The measurements were performed in KCl aqueous solution. First, the solution with fixed concentration was placed in both half-cells. The system was kept at a room temperature of 25 °C during 1 h. The measurements were performed by increasing the concentration of KCl in one of the half-cells by consecutive addition of the KCl concentrate (1 M or 3.5 M). The cell EMF was measured continuously throughout the experiment. After each series of experiments, the membrane was placed in deionized water for 24 h to remove the rest of the electrolyte solution from the pores. Measurements for a number of membrane samples produced under the same synthesis conditions demonstrated good reproducibility.

2.5. Mathematical Model

The theoretical description of experimental results for ion transport through the membranes is performed with the help of the uniform potential model, which is based on the Navier–Stokes, Nernst–Planck, and Poisson equations [45,46]. The main assumptions of the model, problem statement, and calculation procedure are described below.

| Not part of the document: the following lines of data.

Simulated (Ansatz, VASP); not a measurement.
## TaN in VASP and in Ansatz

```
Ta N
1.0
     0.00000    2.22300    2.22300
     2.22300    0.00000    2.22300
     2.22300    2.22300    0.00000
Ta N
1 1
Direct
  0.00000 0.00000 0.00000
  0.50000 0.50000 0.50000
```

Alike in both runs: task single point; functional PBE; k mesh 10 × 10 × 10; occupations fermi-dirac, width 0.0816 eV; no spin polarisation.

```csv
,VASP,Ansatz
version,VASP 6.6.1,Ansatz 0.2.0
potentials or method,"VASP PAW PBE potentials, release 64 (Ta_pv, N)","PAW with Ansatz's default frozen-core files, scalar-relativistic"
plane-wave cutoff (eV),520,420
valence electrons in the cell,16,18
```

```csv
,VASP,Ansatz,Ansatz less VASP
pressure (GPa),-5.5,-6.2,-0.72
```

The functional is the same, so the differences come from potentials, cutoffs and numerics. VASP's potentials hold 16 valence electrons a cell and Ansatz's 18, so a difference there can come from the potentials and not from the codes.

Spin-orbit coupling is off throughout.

Let us consider a membrane, which separates two reservoirs with different concentrations $C_L$ and $C_R$ of symmetric and monovalent (1:1) aqueous electrolyte ($C_L\ge C_R$). The electrolyte diffuses from the reservoir with a higher concentration to that with a lower concentration. The reservoirs are maintained at equal constant pressures $(P_L=P_R)$, and there is no electric current between them. It is assumed that the membrane surface is charged, and the surface charge density is denoted by $\sigma$.

The potential difference between the reservoirs, which develops due to selective ion transport through the pore at zero current, is denoted by $\Delta \mathsf{\Phi }={\mathsf{\Phi }}_R-{\mathsf{\Phi }}_L$. The magnitude and sign of $\Delta \mathsf{\Phi }$ characterizes the ionic selectivity of the membrane. The case $\Delta \mathsf{\Phi }>0$ corresponds to the cation-selective membrane, while $\Delta \mathsf{\Phi }<0$ is related to the anion-selective membrane (strictly speaking, this is valid when the ions have the same diffusion coefficients; otherwise, the diffusion potential can contribute the total membrane potential) [11,47]. The value of membrane potential for the case of an ideally selective membrane is given by the formula [48]:

$$\Delta {\mathsf{\Phi }}_I^{\pm }=\pm \frac{R_{g}T}{F}\ln \frac{C_L}{C_R},$$

(1)

where $R_g$ is the universal gas constant, $T$ is the temperature, and $F$ is the Faraday constant. The “+” sign corresponds to the cation-selective membrane, and the “–” sign corresponds to the anion-selective membrane.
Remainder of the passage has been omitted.